In response to a critical report by the Alameda County Grand Jury, the Berkeley Rent Stabilization Board will commission an outside expert to review the appropriateness of the program’s workload and staffing.
And while the board will not consider reducing the director’s $183,000 salary, it will conduct an annual assessment of his performance in addition to the full-scale review it now does every three years.
Despite agreeing to those changes, the Rent Stabilization Board took issue with the tone and conclusions of the Grand Jury Report, which was released in June and stated the board was a “self-sustaining bureaucracy that operates without effective oversight and accountability.”

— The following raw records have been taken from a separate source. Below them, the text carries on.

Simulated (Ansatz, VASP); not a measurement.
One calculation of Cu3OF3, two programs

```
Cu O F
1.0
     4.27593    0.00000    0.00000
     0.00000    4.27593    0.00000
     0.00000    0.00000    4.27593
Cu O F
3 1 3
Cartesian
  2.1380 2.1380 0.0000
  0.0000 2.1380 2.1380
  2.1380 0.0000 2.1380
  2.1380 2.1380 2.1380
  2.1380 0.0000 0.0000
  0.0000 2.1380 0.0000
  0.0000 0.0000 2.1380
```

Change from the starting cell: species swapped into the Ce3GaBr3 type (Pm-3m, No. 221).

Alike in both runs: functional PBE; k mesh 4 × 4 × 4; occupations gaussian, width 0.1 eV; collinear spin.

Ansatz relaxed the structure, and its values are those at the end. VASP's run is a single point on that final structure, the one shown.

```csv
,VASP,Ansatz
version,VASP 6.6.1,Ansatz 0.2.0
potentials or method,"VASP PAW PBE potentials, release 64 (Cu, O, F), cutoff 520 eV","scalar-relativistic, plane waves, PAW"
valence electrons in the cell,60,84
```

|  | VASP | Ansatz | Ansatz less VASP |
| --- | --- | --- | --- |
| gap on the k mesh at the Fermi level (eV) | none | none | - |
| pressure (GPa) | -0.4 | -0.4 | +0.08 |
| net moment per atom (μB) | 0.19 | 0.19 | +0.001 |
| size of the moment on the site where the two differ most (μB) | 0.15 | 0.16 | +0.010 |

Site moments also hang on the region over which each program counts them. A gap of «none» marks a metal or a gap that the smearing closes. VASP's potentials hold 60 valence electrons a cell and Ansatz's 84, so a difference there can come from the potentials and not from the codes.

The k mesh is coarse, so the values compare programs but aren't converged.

“We would have welcomed a critical, fact-based analysis of the Rent Board’s charge under the City Charter: the administration of the Rent Stabilization and Eviction for Good Cause Ordinance,” reads the official response to the Grand Jury report. “Unfortunately, this Grand Jury missed such an opportunity, and has instead issued a report that ignores significant evidence substantiating our effective enforcement of Berkeley’s rent and eviction laws, choosing to mask a disagreement about policy as a critique about administration. Even more troubling for an official report from a public body, the report relies on inaccuracies, half-truth and innuendo to give a veneer of plausibility to its claims.”
The Grand Jury requested an official response to its June report by Sept. 24. The BRSB adopted a 29-page rebuttal on August 20 in an 8-1 vote with Nicole Drake dissenting. It will send its formal response to the Grand Jury soon, according to Jay Kelekian, the executive director.
The report is similar to the letter that Chair Lisa Stephens issued in June, although it lays out in more detail the history of the board, the rental laws governing the state, and the demographics and income levels of many of Berkeley’s long-term tenants. It also responds point by point the criticisms brought up by the Grand Jury.
- The Grand Jury criticized Berkeley for its high rental registration fees and charged that landlords are prohibited from passing on those fees to tenants. Berkeley assesses landlords $194 per rental unit, compared to Oakland’s assessment of $30 per unit and San Francisco’s $25 per unit assessment, according to the report. The BRSB said fees are higher in Berkeley because its program is more effective and proactive than other cities’, which costs more. For example, instead of waiting for tenants to file a complaint about rent gouging and then going to investigate, Berkeley requires annual rent registration, which it then verifies. It also provides some legal advice to tenants. Berkeley does allow pass-through of many landlord fees to tenants, according to BSRB. The rebuttal report rejected the Grand Jury’s request to allow landlords to pass through a larger proportion of the rental registration fees.
- The Grand Jury report criticized the BSRB for its staffing levels, which it believes should have gone down significantly when vacancy decontrol was adopted. It suggested that Berkeley conduct a position-control audit to evaluate the number of staff, their classifications, and workloads. The rebuttal report takes issue with the notion that staffing should have decreased. Vacancy decontrol actually made things worse, according to the Rent Board’s response, because it gives landlords incentive to evict tenants. In addition, the recent foreclosure crisis has increased the number of threats to terminate tenancies. According to the Rent Board, the Grand Jury report is plain wrong; at one time there were 36 employees, but now the level hovers around 19-21 employees. They are all hired by Berkeley’s Human Resources Department, which also sets its salaries. Although the Rent Board rejected the Grand Jury request to audit its employees, it will commission an outside expert to review the appropriateness of the program’s workload and staffing
- The Grand Jury report said there was not enough accountability and oversight of the BSRB, that favoritism was used to hire employees, that the executive director’s performance was not reviewed regularly enough, and that he was overpaid for the size of his staff and budget. In addition, the $500 paid each month to the elected members of the Rent Board, plus health benefits “was excessive.” The Rent Board report disagreed with this assessment and pointed out the board is elected and is accountable to voters. Its meetings are televised and open to the public. The board participates in the city of Berkeley’s annual outside audit, and Berkeley’s Human Resource Department sets the salary level for all employees, except that of the director, which is set by the board. The BSRB report did say the Rent Board would ask the City Council for a review of “all executive compensation citywide.” It concluded that the executive director’s salary was set at an appropriate level. It also said the $500 monthly salary for Rent Board members had not gone up since 1985.
- The BSRB report said that the Rent Board, contrary to claims made by the Grand Jury, is responsive to landlord concerns. Four of the eight members of the board are property owners, and two of those are landlords. More than half of staff contacts are with property owners. A recent survey of landlords determined that most found the information they received after contacting the Rent Board to be useful and the staff was professional and courteous.